First science payload systems successfully switched on and tested
Since December 3, 2015, LISA Pathfinder is in space and still on the way to its target position that the satellite will reach in late January. Mission scientist have now surccessfully switched on and tested the first science payload systems
Between January 11 and 13, 2016, important science payload components – the laser system, the data management unit and several inertial sensor systems – have been successfully switched on and their operability has been confirmed.
“I am very happy and content that the first test went so well. These are the first steps on the way to the unique space laboratory we will soon have with LISA Pathfinder,” says Prof. Dr. Karsten Danzmann, director at the Max Planck Institute for Gravitational Physics (Albert Einstein Institute) in Hannover and professor at Leibniz Universität Hannover. He is the Co-Principal Investigator of the LISA Pathfinder Technology Package, the satellite's scientific heart. “Using LISA Pathfinder we will demonstrate key technologies for gravitational-wave detection in space and pave the way for eLISA.”
The mission scientists switched on the laser system on January 13 and confirmed it operates correctly. The laser is used for LISA Pathfinder's optical metrology system which will measure the free fall of the two test masses with high precision. It is therefore crucial for the most important experiment of LISA Pathfinder. The laser light is fed into an interferometer which uses the free floating test masses as end mirrors. This way the test masses' positions and orientations relative to one another and to the satellite can be measured with unprecedented precision of roughly 10 picometers (one hundred millionth of a millimetre). The construction of the precise optical measurement system was lead by the Max Planck Institute for Gravitational Physics (Albert Einstein Institute) in Hannover.

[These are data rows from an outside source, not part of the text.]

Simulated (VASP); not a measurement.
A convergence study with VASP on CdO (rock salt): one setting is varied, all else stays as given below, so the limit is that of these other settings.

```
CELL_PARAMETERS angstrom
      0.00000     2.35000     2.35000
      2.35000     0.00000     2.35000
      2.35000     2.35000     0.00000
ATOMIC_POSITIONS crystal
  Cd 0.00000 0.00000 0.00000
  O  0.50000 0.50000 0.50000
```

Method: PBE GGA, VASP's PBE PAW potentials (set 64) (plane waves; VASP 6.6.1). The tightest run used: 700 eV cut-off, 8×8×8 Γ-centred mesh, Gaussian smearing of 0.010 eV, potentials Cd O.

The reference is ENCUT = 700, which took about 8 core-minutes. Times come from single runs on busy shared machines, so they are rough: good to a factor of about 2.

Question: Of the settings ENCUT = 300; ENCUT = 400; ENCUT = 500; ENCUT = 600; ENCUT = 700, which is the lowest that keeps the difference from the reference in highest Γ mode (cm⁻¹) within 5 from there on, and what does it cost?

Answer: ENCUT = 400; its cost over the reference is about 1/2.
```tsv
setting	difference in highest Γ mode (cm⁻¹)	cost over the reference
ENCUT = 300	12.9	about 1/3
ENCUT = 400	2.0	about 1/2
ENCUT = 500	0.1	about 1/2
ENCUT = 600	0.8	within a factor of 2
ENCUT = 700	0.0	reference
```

The data management unit (DMU) is the central interface for the control of the space laboratory LISA Pathfinder (LPF). It receives the commands sent to the on-board computer for the execution of the experiments and translates them for the LISA Pathfinder Technology Package (LTP). The LTP will conduct the mission's crucial experiments. The DMU also processes the experimental results for the on-board computer which prepares the data transfer back to Earth.
Additionally, three systems of the inertial sensor units (the Inertial Sensor Front End Electronics, the UV Lamp Unit, and the Caging Control Unit) have been switched on and tested for the first time. The capacitive inertial sensor units measure and control the positions and orientations of the test masses with lower resolution than the optical metrology system. The UV lamps are used to mitigate build-up of free charges on the inertial sensor surfaces.
The next important step in the mission schedule is the separation of LISA Pathfinder from its propulsion module at the end of January. After that the spacecraft will swing into a halo orbit around the Lagrange point L1, which it will keep until the end of the mission in late 2016 using regular orbital correction maneuvers.
Most eagerly awaited is the release of the two test masses in mid February. The masses have been secured by a complex caging mechanism for the launch, and the procedure of controlled release, capture, and their control by electrostatic forces is one of the most important steps during the entire mission.
“I am very excited about the release of the two test masses. This will be the crucial step for the mission and is at least as thrilling as the rocket launch in December,” says Dr. Jens Reiche, LISA Pathfinder project manager at the Max Planck Institute for Gravitational Physics (Albert Einstein Institute) in Hannover.
Following that, the industrial partners will show that all systems work as planned and that the critical technologies for eLISA have been successfully built and have been tested in space conditions. In early March the satellite will begin the scientific measurement campaign.